Think of a British city that isn't London

Edinburgh, 'cos I went to Uni there. And not because Patrick told me…

I don’t think Scotland can leave Great Britain. How deep a channel would they have to dig before Scotland counted as a separate island?

And St. Davids, of course: Britain’s smallest city (by the British definition of city).

I hope I have this correct-British cities include Scottish cities.
English cities-well that list doesn’t.
So,

Glasgow.
Then Edinburgh because I have visited there.

Dover.

Brighton. I read a book to my grandson last year, and a lot of the action took place in Brighton.

Leeds.

Glasgow, because it’s where I grew up, more or less.

Excluding my home town, York comes to mind for some reason.

Manchester. I’ve seen so many TV shows and movies set there.

EDIT: Funny but I read “British” as “English.” Scotland, Wales and Northern Ireland didn’t even spring to mind.

Ottery St. Catchpole.

No, wait, that’s just a Harry Potter city. It should totally be real, though.

My actual answer is Birmingham.

Brit here – I lived in Peterborough (below), from ages 9 to 19, with interruptions. Frankly, never a bright jewel in Britain’s tourist crown.

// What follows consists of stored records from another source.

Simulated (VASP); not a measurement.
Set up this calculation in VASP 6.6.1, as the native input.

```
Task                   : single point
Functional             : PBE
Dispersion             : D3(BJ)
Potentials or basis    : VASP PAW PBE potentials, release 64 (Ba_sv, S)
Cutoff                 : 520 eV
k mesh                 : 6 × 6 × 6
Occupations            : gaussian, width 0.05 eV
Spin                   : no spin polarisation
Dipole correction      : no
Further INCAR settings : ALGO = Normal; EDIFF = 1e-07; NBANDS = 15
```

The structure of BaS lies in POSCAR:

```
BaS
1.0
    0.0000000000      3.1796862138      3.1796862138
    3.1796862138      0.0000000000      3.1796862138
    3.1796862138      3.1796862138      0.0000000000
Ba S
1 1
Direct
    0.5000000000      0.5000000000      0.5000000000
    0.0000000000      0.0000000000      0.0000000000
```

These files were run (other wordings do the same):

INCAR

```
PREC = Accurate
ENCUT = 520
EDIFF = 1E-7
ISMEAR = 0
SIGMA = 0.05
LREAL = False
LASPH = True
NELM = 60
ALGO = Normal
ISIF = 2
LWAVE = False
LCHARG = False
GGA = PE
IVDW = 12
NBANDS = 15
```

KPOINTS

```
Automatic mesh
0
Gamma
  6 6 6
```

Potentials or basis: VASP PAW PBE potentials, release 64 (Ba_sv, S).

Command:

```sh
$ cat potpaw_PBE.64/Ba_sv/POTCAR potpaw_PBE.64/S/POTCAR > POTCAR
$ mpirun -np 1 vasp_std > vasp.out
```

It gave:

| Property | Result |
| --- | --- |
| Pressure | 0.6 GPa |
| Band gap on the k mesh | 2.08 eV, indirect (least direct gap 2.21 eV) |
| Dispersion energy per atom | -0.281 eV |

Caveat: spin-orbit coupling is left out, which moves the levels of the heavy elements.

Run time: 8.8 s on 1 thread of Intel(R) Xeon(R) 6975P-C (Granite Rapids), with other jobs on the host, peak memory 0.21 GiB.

There are the real villages of Ottery St. Mary and Venn Ottery, on the River Otter, in East Devon. I get the impression that O. St. C. in the Potter books, where the Weasleys live, is west of London, but not so far west as Devon.

That sounds like Haiti deciding it’s not a part of Hispaniola…

Oxford. Because Morse. :slight_smile:

Skelmersdale, north of Liverpool.

Cities, not obscure hamlets outside villages.

Torquay, because of Agatha Christie. Then Liverpool.

I believe you insulted the 38,000+ people residing there. I’ve been there and it is clearly a city.

Oxford first. Then Cambridge, because Oxford makes me think of elite universities. Then Glasgow because I took a train from Cambridge to Glasgow in 1993. Then Inverness and Tain, because Scotland makes me think of whisky and Tain is home of the Glenmorangie distillery. Then Cardiff, because Doctor Who is filmed there and I realized that the question asked “British,” and I had English and Scottish cites but nothing from Wales.

Aberdyfi in Wales because I’m thinking of Wales now and I remember that Aberdyfi is the real-life location that author Susan Cooper used as the basis for locations in the last two “Dark is Rising” books I read as a kid.

Then Salisbury, because Dark is Rising makes me think of quasi-mystical sites and Stonehenge is near Salisbury.

Then I stopped free-associating and posted.

Does it have a minster or cathedral? If not - not a city.

Croydon. Which does have a minster.

It is not a city, but it is also not a tiny hamlet - I assume the other poster was taking the piss.

Fun facts about Britain’s often obscure practices. We actually have pretty strict definitions about what constitutes are city, rather than a town. It either needs…

  1. A cathedral, or
  2. To be granted city status by the Queen. Since 2000, this has been done through a competition on special occasions (eg the millennium celebrations). Brighton & Hove (two towns sandwiched together) applied for and were granted city status at that time, Bath actually took the decision that they did not want to be designated as a city, so chose not to apply. I have no idea what the benefit is either way, beyond calling your town a ‘city’.

I’m from Birmingham, so thought ‘Birmingham’. It’s much bigger than Manchester, but its PR department has always done a terrible job.